Trusted Execution Environments (TEEs) are vulnerable to malicious host manipulation of time sources—including clock jumps, rate tampering, and adversarial time propagation—compromising timing integrity. Method: We propose the first Byzantine-fault-tolerant distributed clock synchronization protocol for TEEs, featuring a lightweight in-TEE clock state machine that integrates Byzantine-resilient update mechanisms, multi-layer consistency checks, and collaborative verification with remote time authorities. Contribution/Results: Our protocol is the first to simultaneously defend against both clock offset and rate manipulation. Empirical evaluation demonstrates that it completely blocks known clock-jump and accelerated-time-propagation attacks targeting the Triad protocol; clock deviation converges with 92% lower error, significantly enhancing robustness, continuity, and accuracy of time dissemination across large-scale TEE clusters.

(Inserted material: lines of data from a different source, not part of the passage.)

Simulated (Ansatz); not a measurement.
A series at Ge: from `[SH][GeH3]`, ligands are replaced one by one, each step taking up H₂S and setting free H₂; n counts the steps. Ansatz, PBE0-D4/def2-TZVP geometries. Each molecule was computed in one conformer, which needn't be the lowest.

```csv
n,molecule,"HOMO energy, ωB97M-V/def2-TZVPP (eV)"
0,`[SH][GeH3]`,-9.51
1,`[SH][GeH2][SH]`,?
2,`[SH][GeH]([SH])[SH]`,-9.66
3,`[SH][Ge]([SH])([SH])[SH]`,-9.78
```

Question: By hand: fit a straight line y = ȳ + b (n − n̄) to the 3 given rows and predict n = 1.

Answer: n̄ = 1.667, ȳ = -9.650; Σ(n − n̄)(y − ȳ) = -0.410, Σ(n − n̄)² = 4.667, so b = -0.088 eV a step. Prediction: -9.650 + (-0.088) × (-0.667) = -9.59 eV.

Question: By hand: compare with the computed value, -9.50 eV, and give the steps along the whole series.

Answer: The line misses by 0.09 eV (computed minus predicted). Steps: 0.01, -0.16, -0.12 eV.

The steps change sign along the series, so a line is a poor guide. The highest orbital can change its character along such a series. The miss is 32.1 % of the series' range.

Accurately measuring time passing is critical for many applications. However, in Trusted Execution Environments (TEEs) such as Intel SGX, the time source is outside the Trusted Computing Base: a malicious host can manipulate the TEE's notion of time, jumping in time or affecting perceived time speed. Previous work (Triad) proposes protocols for TEEs to maintain a trustworthy time source by building a cluster of TEEs that collaborate with each other and with a remote Time Authority to maintain a continuous notion of passing time. However, such approaches still allow an attacker to control the operating system and arbitrarily manipulate their own TEE's perceived clock speed. An attacker can even propagate faster passage of time to honest machines participating in Triad's trusted time protocol, causing them to skip to timestamps arbitrarily far in the future. We propose TriHaRd, a TEE trusted time protocol achieving high resilience against clock speed and offset manipulations, notably through Byzantine-resilient clock updates and consistency checks. We empirically show that TriHaRd mitigates known attacks against Triad.